Referencing acts such as the Communications
Assistance for Law Enforcement Act, which requires the creation and
maintenance of sockets for monitoring technologies to plug into, is not pertinent to this conversation since it a technical allowance for the process to wiretap.

Hayden’s comments are enlightening, specifically

"The attorney general’s
standard for approving FISA coverage is a body of evidence equal to
that which he would present to the court
. So it’s not like you can
throw it on for 72 hours." In this, General Hayden is shifting the
blame to the AG. The FISA does not require evidence equal to "that
which he would present to the court." [emphasis added]

Why does one request a warrant?
To seek evidence to go to court and convict. The WashingtonPost article, however, bows to the Administration with this conclusion:

And although the law allows emergency surveillance or searches for 72 hours, Hayden suggested that still would require too much evidence to proceed in many cases.
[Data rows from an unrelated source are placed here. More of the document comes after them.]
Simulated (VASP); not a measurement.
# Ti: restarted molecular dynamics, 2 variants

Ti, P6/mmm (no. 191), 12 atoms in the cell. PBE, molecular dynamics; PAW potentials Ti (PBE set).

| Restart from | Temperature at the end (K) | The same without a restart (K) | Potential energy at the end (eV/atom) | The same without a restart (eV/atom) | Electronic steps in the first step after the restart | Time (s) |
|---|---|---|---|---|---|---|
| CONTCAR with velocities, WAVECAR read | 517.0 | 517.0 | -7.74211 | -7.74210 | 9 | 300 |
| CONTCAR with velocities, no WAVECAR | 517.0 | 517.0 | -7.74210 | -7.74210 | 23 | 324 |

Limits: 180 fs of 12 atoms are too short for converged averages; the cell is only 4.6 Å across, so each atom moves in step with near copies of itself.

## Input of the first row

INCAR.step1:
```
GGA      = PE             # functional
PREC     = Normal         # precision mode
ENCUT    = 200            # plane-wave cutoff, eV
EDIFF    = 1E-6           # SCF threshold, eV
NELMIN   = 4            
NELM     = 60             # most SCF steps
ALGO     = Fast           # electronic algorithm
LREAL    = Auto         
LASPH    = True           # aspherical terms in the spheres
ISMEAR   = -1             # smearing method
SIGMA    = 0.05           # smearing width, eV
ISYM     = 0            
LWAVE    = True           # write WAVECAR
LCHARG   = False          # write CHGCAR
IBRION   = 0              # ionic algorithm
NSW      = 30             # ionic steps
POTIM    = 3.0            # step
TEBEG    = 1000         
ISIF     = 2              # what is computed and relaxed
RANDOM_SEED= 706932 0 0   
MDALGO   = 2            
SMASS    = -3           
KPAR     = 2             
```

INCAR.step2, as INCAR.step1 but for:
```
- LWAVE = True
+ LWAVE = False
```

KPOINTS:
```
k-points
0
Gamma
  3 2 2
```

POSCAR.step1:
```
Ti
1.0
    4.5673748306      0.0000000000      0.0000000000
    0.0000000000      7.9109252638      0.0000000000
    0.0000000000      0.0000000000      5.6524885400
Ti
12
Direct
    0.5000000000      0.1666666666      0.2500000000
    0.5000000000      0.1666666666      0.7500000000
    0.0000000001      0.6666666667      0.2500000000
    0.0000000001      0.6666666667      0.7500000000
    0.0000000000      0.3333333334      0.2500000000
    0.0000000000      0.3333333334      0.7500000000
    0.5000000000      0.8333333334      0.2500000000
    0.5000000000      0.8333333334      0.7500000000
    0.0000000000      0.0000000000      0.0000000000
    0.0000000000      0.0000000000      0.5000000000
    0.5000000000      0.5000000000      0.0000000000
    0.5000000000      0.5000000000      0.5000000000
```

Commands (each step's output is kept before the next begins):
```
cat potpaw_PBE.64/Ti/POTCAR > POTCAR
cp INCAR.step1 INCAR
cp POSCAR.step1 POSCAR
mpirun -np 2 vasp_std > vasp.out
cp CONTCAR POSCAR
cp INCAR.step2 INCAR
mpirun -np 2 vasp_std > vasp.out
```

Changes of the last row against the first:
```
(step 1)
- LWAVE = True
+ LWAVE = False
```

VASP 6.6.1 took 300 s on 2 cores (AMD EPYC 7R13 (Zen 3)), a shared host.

"Too much evidence" is a self-imposed prereq and not a burden placed by FISA. The arguments given by AG Gonzales are further circumspect when he cites situations of declared war (there has not been a formal declaration of war, civil society is not in a state of war) before FISA. As the NYT relays the AG’s message, the country’s:

"long tradition of wartime enemy surveillance," often without warrants, was seen in numerous historical precedents, including George Washington’s interception of mail between the British and Americans, telegraph wiretapping in the Civil War, Woodrow Wilson’s order in World War I to intercept cable communications between Europe and the United States and Franklin Roosevelt’s order after the bombing of Pearl Harbor to intercept all communications traffic into and out of the United States.

Note the recent CRS report "suggesting that Congress never intended to give the president power to order wiretaps without a warrant."

Also reread Hayden when he said

"We have aggressively used FISA
warrants, but the revolution in telecommunications technology has
extended the actual impact of the FISA regime far beyond what Congress
could ever have anticipated in 1978."

This is belief that FISA is out of date suggests something should be fixed. I have not heard
of any such proactive (or reactive) suggestion from the White House. Considering the flexibility of law the Administration has requested in general, did the bright OLC minds consider requesting some form of "blanket warrant" with periodic updates to the FISA Court? Something to keep the judiciary in the loop. I have not heard such a thing was attempted nor, in my opinion, was it even desired. The understanding that
Echelon etc were giant nets, gathering all sorts of ELINT, useful and
not, was well known and part of the Transitional Briefing of 2000. In
fact, it was well known inside and outside the government as a whole.

This does return us to the point of a unitary executive this
Administration firmly believes in. It does not see itself reportable to
Congress or the Judiciary. Monitor the conversations about "activist"
judges and "strict constructionists" from the White House. Are we in a
state of war? Will a "state or war" in the classical sense ever exist
again? I believe that is an unfortunate yes, but we’re not in it now.
The White House has gone to significant lengths to keep the impact of
"war" hidden from public view and from impacting the public. This
Administration holds the Jeffersonian view that we are all simpletons
who need to be guided. Bush clearly sees us as his flock (religious
connotation intentional).

Is the wiretapping legal? In my opinion, no. I am relying on the
intent and purpose of FISA and the intent and purpose of the Fourth
Amendment, but I am not a legal scholar. I also consider the priorities of this Administration as they have demonstrated and stated over the past several years.

My confidence in our intelligence services is high. My confidence in the management and direction of them is low. I believe it is the top-down pressures that has led to low morale in these branches, not as the Administration would lead you to believe, external (i.e. media) pressures. What has been the cause of the problems? Remember what the media picks up and carries to the headlines and holds on the headlines? To sustain a headline, there must be dissension in the ranks of the government. The media spotlight on NSA wiretapping is not because of Eric Lichtblau or James Risen. It is because government officials, including the CIA ("Recent events indicate that the CIA might even be willing to compromise the effectiveness of its own covert operations, if by doing so it can damage the Bush administration"), continue to provide fodder. Indexing by the press is what keeps the story rolling.

Category: War
  • Spooky Pete says:

    (repeated from earlier Hamas/wiretap post)
    Matt (is it?)
    Thanks for your explanation.
    Given what you’ve said I need to delve into the subject more before I can claim the “warrantless tapping is legal”.
    Given the US has rarely said its in a state of war (eg I don’t think states of war were declared for Vietnam, Korea and certainly not Iraq) its arguable that the US is in a defacto state of war in Iraq and against terrorists.
    War is a normally declared against countries (or states) but when a terrorist body kills 3,000 people on your own soil isn’t it valid to say your in a “state of war”?
    Could the legal changes keep up with this new conceptualisation?
    Is the Executives “word” and directives sufficient?